Are you ready to see Pittsburgh Steelers rookie quarterback Mason Rudolph make his NFL debut Thursday night in the team’s 2018 preseason opener against the Philadelphia Eagles? After watching every college pass attempt of his this offseason and hearing the early reports out of training camp on the Oklahoma State product, I know I am. While the current plan is for Rudolph to indeed play Thursday night against the Eagles, we still don’t know when he’ll be inserted into that contest and how much action he’ll ultimately see.
During his Tuesday press conference at Saint Vincent College in Latrobe, Steelers head coach Mike Tomlin was once again asked to evaluate the Rudolph’s progress so far during training camp.

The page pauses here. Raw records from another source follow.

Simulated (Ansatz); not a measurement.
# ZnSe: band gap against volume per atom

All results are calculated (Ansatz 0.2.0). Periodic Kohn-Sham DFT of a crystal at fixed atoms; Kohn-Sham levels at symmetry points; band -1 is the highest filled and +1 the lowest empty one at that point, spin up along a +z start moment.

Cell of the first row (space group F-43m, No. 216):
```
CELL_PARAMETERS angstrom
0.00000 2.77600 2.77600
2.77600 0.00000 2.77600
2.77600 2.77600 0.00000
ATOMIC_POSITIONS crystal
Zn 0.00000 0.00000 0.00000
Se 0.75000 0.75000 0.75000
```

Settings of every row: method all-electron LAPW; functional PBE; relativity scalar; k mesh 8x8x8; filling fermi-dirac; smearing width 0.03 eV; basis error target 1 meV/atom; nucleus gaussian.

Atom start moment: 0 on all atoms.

“Mason’s done a really good job, but again, he hadn’t been hit, you know,” Tomlin said. “There will be attempts to hit him on Thursday night so stay tuned, man. That’s another one of the reasons why this is weighted differently. An offense’s ability to maintain possession of the ball, or ball security, is much more difficult in stadium than it is in a training camp environment because a training camp environment is controlled in a lot of ways. You don’t touch or get close to the quarterback, for instance. And so a quarterback’s ability to secure the football really doesn’t get tested until they play preseason football in stadium. That’s why these opportunities are so precious because that is a big element of the evaluation process of the position.”
Rudolph, who was selected in the third-round by the Steelers this year, talked a little Tuesday morning about his quickly approaching NFL debut.
“I think, obviously, you dream about playing with the NFL, but once you get here, you take it one day at a time,” Rudolph said, according to Rich Walsh of KDKA-TV. “I think that’s the way I’ve approached practices, it’s gone well. Coach T [Tomlin] talks about living in the moment and not looking ahead, obviously just control what you can control in the moment in that period, in team, in seven on and work through the next day. So, that’s the way I’m looking at it, that’s the way I’ve always looked at it.”
In case you need a quick reminder, Steelers starting quarterback Ben Roethlisberger made his NFL debut way back in 2004 in the team’s first preseason game against the Detroit Lions. He followed then starting quarterback Tommy Maddox into that game in the second quarter and completed 8 of his 13 total pass attempts for 84 yards and a touchdown. He also wasn’t sacked in that contest and played through the midway point of the third quarter before being relived by Brian St. Pierre.
Current Steelers backup quarterback Landry Jones, who will likely start Thursday night against the Eagles, made his NFL debut in the team’s 2013 preseason opener against the New York Giants. He started the second half of that contest after Roethlisberger and then-backup Bruce Gradkowski were both done for the night and proceeded to complete 5 of his 9 total pass attempts for 48 yards. His first offensive snap in that game, however, was a failed hand-off to running back Baron Batch due to a missed assignment and while Jones recovered the fumbled football quickly, he was tackled in the end zone for a safety.
— Steelers Depot (@Steelersdepot) August 7, 2018
Last year, then-rookie quarterback Joshua Dobbs started the Steelers preseason opener against the Giants and ultimately completed 8 of his 15 total pass attempts for 100 yards with a touchdown and two interceptions. He played well into the third quarter of that contest before finally being relieved by Bart Houston.
Here’s to hoping that Rudolph’s debut Thursday night against the Eagles is more in line with Roethlisberger’s than with Jones’ and Dobbs’ first outings. Even if it is or isn’t, or is somewhere in between, it will be important not to overreact to how Rudolph plays in Philadelphia. we’ll break down his performance as objectively as we can and move on without drawing any hard conclusions.